The lyrics make the same point it would take me several pages of complex psychological analysis to reach. What they succinctly highlight is that we often get confused between hoping and wanting. Hope is always about what we need, and the trick is to be able to spot that and let go of an attachment to what we think we want.
For reasons that still largely remain unknown to me, my grandmother wanted to leave the experience of scarcity in her past, behind her. She managed to escape her past. Yet, what was needed was for her to grieve her past. When we grieve the past we become open to a future that is no longer dominated by the residue of past feelings. We can often assume scarcity to protect ourselves from disappointment. Yet, when we do this we become closed off from God’s dreaming of us, which is always more than what we can dream for ourselves.
The Syrophoenician Woman grieves at the impending loss of her daughter. It is her grief that fuels her hope. The basis of her hope is that in Jesus she has found the abundance of love. Even in the face of Jesus appearing to question, or to ration her right to the love she hopes for, her answer displays a trust that he will give her what she needs.
God’s dream for us is a dream of the abundance of love. Like all dreams, it is always in the process of unfolding – of becoming. I have spoken here predominantly about our becoming as a personal journey, which we are making as individuals. Yet, our becoming is also a communal journey, which we make as members of a community. For Anglican Christians, this aspect of community has a special importance because our Tradition understands that the principal way that God communicates his dreaming to us is through our membership of the Body of Christ- the community of the faithful.

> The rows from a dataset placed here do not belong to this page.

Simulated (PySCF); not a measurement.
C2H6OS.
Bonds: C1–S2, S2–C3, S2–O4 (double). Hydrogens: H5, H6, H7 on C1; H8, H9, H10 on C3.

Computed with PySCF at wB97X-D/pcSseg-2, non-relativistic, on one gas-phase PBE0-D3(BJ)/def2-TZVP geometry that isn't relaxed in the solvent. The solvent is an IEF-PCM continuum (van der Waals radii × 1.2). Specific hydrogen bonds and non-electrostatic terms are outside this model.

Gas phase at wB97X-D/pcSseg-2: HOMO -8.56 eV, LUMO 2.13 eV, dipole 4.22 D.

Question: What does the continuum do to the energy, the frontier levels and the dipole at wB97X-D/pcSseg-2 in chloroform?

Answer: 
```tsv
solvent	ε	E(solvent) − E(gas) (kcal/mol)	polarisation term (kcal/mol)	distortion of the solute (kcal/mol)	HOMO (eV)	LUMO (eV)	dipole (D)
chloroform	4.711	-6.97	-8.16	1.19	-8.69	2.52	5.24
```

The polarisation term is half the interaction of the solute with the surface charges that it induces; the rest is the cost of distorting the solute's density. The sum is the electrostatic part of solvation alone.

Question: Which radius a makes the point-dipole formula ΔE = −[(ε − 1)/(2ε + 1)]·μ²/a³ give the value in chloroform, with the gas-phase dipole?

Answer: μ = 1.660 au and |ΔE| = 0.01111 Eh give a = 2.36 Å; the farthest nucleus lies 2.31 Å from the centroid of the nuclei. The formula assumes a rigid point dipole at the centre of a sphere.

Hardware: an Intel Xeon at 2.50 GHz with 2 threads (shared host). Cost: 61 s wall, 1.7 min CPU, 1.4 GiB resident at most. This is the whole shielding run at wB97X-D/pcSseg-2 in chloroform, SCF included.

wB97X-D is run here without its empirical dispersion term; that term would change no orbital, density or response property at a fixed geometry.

Over the next three weeks I am inviting all members of the Trinity Community into an intentional conversation that will unfold during October and November, culminating on 25th of November, the Sunday after Thanksgiving. Central to that conversation will be an exploration of assumptions of scarcity and the dream of the abundance of love.
This intentional conversation forms the heart of our Annual Renewal Program. Like all true conversations it is not pre-scripted and will develop over time in directions none of us can as yet imagine. As a community we are in transition to the next stage of that which God continues to dream us into becoming. Through exploring our community hopes and dreams, our assumptions about scarcity and abundance we enter into participation with God’s act of dreaming. I also trust that our intentional conversation will seek to open each one of us to our individual hopes and dreams of encountering God’s love more deeply in our lives.
Be on the lookout for your invitation to join us, it will appear in an in-box, or for the electronically challenged, a mail-box near you.